If you want go for it.. But if your on a budget then there is no reason to replace all 4 when the code only pertains to one.. The heaters do go out once in a while.. Chances are you'll end up replacing the other three in the next 10k mi anyway..


----------



## Charles (Dec 21, 1999)

plowman4life;534921 said:


> idk what type of vehical you have but try screwing on the gas cap tighter. i know it sounds stupid. but it happens with a lot of trucks. if you dont screw it on real tight the sensor goes off and the check engine light goes on.


I just leave the gas cap hanging off on my 2500 diesel. The suction effect was causing the engine light to come on and the engine to sputter and shut down. The air filter really needed changing but that didn't effect the suction effect. I was wrongly led to believe that it was the electrical controller that sits on top of the engine and that was a waste of $300.
You should also check your battery connections to see if they are not corroded. Check both batteries if you have two for charging


----------



## Spitz (Feb 28, 2008)

Ok guys, this has nothing to do with the codes hes having. The codes he'd have for the fuel tank issue as you describe would be evaporative emissions codes.. Diesels dont have evaporative emissions systems on them due to the fact diesel fuel doenst evaporate really.. If your fuel tank is being sucked into a vacuum charles you have a venting problem, either the gas cap itself or there is another vent on the tank somewhere.


----------



## ABES (Jun 10, 2007)

All right so i am going to order the new 02 sensors from summit today and when i did a search i got 2 options one is a 2 wire and one is a 3 wire so i am guessing that i need 2 3 wire ones (before the cats) and 2 2 wire ones (after the cats) is this correct thanks again guys!:waving:

http://store.summitracing.com/egnse...24667+4294908013+115+401120&Ntk=KeywordSearch

one other thing i dont understand is that they are both listed for "rear" location is that just a typo or what?


----------



## Spitz (Feb 28, 2008)

Why not just go to an auto parts store and get the correct OE fit ones.. Bosch is the manufacturer you want to get.


----------



## ABES (Jun 10, 2007)

The ones on Summit are the Bosch ones and its quite a bit cheaper than buying them from an auto parts store. Ive had excellent luck with buying from summit in the past they ship fast and have great customer service.


----------



## B&B (Nov 4, 2006)

ABES, your truck _*should*_ have 4 wire O2's all all four locations. But some of them had 4 wire pre cat O2's and 3 wire after cat O2's..

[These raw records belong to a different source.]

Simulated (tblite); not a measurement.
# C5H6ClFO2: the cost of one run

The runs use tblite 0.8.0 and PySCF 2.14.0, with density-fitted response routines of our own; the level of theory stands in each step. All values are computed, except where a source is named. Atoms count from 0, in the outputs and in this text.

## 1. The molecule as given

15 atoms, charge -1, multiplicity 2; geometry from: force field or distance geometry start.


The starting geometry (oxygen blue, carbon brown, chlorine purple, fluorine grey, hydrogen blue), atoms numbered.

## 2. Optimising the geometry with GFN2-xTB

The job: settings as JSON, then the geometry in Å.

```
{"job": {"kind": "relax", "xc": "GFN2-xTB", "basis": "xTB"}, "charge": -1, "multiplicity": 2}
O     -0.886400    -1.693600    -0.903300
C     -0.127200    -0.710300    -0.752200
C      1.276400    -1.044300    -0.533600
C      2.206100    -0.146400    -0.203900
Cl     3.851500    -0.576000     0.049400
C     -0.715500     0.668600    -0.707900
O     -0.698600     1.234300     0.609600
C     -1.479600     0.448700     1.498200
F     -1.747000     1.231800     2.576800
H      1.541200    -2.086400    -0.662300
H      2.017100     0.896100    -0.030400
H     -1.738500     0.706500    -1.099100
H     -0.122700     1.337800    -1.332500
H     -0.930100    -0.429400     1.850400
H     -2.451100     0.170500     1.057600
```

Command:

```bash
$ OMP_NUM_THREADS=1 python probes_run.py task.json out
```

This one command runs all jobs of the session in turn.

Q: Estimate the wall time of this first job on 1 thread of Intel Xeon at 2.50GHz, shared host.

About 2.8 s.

If your going to mail order them, roll under the truck and count the wires on them first to save yourself an exchange headache.


----------



## ABES (Jun 10, 2007)

Allright upon searching other sites it looks like i need 2 Bosch #13027 sensors for before the cat w/ 4L80E trans

and then i need 2 #13474 Bosch sensors for after the cat

I am not sure why the sensors depend on what type of trans the truck has?


----------



## B&B (Nov 4, 2006)

ABES;536029 said:


> I am not sure why the sensors depend on what type of trans the truck has?


Thats because of the cat/exhaust placement difference between the two transmissions. It changes the wire lead length on the sensors.


----------



## ABES (Jun 10, 2007)

Allright so i just crawled under the truck and its got 4 wires on every sensor in the exhaust. even though they all have 4 wires i still need 2 different types of sensors right??


----------



## Spitz (Feb 28, 2008)

The sensor are the same thing but the length of thier pigtails may be the difference in the part number.. To me buyign them from a local store saves a lot of headaches as far as warrenty and fit/form issues..


----------



## B&B (Nov 4, 2006)

ABES;536044 said:


> Allright so i just crawled under the truck and its got 4 wires on every sensor in the exhaust. even though they all have 4 wires i still need 2 different types of sensors right??


Yes, in most cases you will still need two different p/n's as the wire lead lengths will be different between the front and rear, and many times the connecting plugs are a little different.


----------



## ABES (Jun 10, 2007)

Allright sweet thanks B&B I will order up a set tommorow.


----------



## Green Grass (Dec 5, 2006)

i would replace the fuel filter that will give you the lean faults


----------



## ABES (Jun 10, 2007)

Ya i never got around to buying the sensors (it snowed so i was busy) i think now i am just going to try a new filter and see if that helps. i really dont want to be dumping money into this truck since i plan on trading it in this summer.


----------